Well, there's no time like the present to jump and start putting together some lesson notes and outlines, and the place that seems best to start is on the bottom rung of the pyramid, all the way to the left:

This bad boy anchors the lower left corner of the entire pyramid because, in my humble opinion, it is perhaps the most important of all off-table prep skills you can master as a newbie to poker. Is it sexy? Uh, no. Is it important? Uh, yes. Actually, a better way to state this is:

*HELL YES!*Personally, proper bankroll management (BRM) has always been my nemesis. Said simply: it's been the single biggest leak in my poker career. I still struggle with it. For whatever reason, I have perpetually found it really, really,

*really*hard to play within my bankroll limitations. Because of this I've had some really, really,

*really*big swings in my game, coming close a few times in the past to breaking the proverbial poker piggy bank. And I'm not alone; a big fraction of players--especially new ones--move too fast and far up the stakes ladder--usually because they're running good--and eventually go busto because they're playing way above their skill, abilities.... and most importantly: their bankroll limitations.

The first thing I need to do in this lesson set is define some terms, such as what bankroll actually is. The way I see it, there are really two types of bankroll: 1) the amount you have immediately available to play with (e.g., your account size for online gaming, or the amount in your left front pocket or in a box behind the cage in live games at the casino); and 2) the total, macro, global amount of money you can afford to lose

*in toto*playing poker, period. While the former is important, it's the latter that really matters. Why? Because that old adage still applies: a poker player's bankroll is like a carpenter's hammer; you can't go to work without the tools of your trade available. Lose your tool (bankroll) and you can't play. Period.

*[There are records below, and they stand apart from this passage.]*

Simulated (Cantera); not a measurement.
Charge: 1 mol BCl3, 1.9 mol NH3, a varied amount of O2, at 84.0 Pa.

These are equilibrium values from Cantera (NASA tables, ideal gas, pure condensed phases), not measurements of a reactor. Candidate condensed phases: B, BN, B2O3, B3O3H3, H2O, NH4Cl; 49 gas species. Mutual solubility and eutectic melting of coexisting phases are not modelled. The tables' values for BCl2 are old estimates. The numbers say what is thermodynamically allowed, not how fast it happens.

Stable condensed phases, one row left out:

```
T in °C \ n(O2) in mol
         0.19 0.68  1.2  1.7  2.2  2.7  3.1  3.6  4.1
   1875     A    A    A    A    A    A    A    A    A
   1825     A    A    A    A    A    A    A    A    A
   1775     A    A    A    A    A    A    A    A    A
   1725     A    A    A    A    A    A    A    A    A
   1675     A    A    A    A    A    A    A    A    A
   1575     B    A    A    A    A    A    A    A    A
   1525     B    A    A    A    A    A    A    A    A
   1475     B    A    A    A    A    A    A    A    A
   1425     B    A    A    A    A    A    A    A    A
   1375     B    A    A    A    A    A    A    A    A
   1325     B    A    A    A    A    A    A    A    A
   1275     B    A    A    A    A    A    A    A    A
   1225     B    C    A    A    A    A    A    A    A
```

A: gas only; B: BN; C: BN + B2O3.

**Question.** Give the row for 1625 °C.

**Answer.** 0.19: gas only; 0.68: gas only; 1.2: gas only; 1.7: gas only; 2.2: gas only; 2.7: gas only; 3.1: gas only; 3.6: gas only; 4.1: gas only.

I also need to (ultimately) explain how to calculate/determine what stakes you should be playing at given your bankroll size (that's the whole point of this lesson, right?) but to do that I need to explain the concept of variance and risk of ruin. It's really hard for a newbie to buy into (no pun intended) the idea that BRM is so important and simply has to be abided by without giving some concrete examples.

And this all goes back to our old friend Expected Value. As I've been pondering this particular BRM lesson plan, I've been researching and experimenting around with the EV formula. Assuming you learn to get your money in good with your poker decisions, then over time EV will work out in the long run, and you will get rich. But the required long run can be, well, significantly long. And, more importantly, you need a theoretically large amount of money to start with to cover the occasional (but certain to appear) big downswing. There's the whole concept called "Risk of Ruin" or RoR in gambling that I will explain in this lesson set, but the easiest way to visualize it is with some simple examples.

For instance, I've played around recently with some coin flip and dice rolling simulations in an Excel spreadsheet, and the results were eye opening. For example, one basic sim I ran was the classic dice rolling EV example of "I'll give you $1 if the dice comes up on 1, 2, 3, 4, or 5, but you have to give me $6 if the roll comes up on the 6". Simple math can show us that the EV of this gamble is in our favor; the expectation of a single roll is $0.17, so in general you should take the bet if you can…. but there are obviously no guarantees you're going to make money on a single roll of the dice. In fact, 5 out of 6 times you roll the die you're going to be handing a buck over to the other guy. But over the course of time--meaning a large number of rolls--you

__will__come out ahead at the average rate of 17-cents per roll.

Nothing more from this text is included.